“Most black and Latino students today are segregated by both race and class, a combination that wreaks havoc on the learning environment. Research stretching back 50 years shows that the socioeconomic makeup of a school can play a larger role in achievement than the poverty of an individual student’s family.”

This New York Times Magazine article goes on to explain that more than three quarters of New York City children are wither black or Latino, and that of these the vast majority attend schools together. I’m this case, together meaning a proportion of nine out of ten of students in these areas belonging to these “minority” groups. Really makes you rethink the word minority.
I had absolutely no idea what proportion of children in NYC are Latino and Black, and I think this is largely due to my privilege of growing up white. My neighborhood is quite ethnically distinct: on one end of the Nostrand Ave. are the projects, consisting almost entirely of African American, people of Caribbean descent, and Latinos, and on the opposite side is a largely White and Chinese area. And despite clearly seeing this demographic of people as I walked the streets of my neighborhood, it never struck me as odd that my elementary school was at least 80% Chinese and white.

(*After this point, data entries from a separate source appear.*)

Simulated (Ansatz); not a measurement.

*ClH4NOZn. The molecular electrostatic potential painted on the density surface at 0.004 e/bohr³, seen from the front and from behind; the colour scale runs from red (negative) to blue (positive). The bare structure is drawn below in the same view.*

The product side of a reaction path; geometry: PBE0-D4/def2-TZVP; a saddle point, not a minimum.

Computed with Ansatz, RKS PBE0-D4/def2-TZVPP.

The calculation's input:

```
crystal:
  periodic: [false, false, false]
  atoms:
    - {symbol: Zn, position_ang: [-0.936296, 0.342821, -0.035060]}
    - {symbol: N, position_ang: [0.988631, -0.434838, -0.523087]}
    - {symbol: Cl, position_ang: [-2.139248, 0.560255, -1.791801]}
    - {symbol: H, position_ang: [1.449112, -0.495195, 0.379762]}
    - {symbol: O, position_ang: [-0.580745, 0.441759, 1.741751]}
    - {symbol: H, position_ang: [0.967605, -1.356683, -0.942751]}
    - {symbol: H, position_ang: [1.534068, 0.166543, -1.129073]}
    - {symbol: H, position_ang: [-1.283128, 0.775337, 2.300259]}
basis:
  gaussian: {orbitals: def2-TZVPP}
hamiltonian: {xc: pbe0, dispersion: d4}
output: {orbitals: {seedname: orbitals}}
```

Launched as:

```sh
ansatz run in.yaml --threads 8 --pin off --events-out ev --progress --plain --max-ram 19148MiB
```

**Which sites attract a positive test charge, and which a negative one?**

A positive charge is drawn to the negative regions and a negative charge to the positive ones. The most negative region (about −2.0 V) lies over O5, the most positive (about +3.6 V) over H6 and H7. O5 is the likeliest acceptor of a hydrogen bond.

I think that as white children, this is an issue largely invisible to us. It exists in the minds of our parents and in the realities of those students stuck in these schools, but because of an unwillingness largely on the part of those with resources in these better school, nothing is done about the system. This really made me question how it can be that in New York City, one of if not the most diverse single locations in the world, not to mention l one of the most socially liberal places in the country, how is it possible that this is a well known and proven issue and nothing is being done to address it?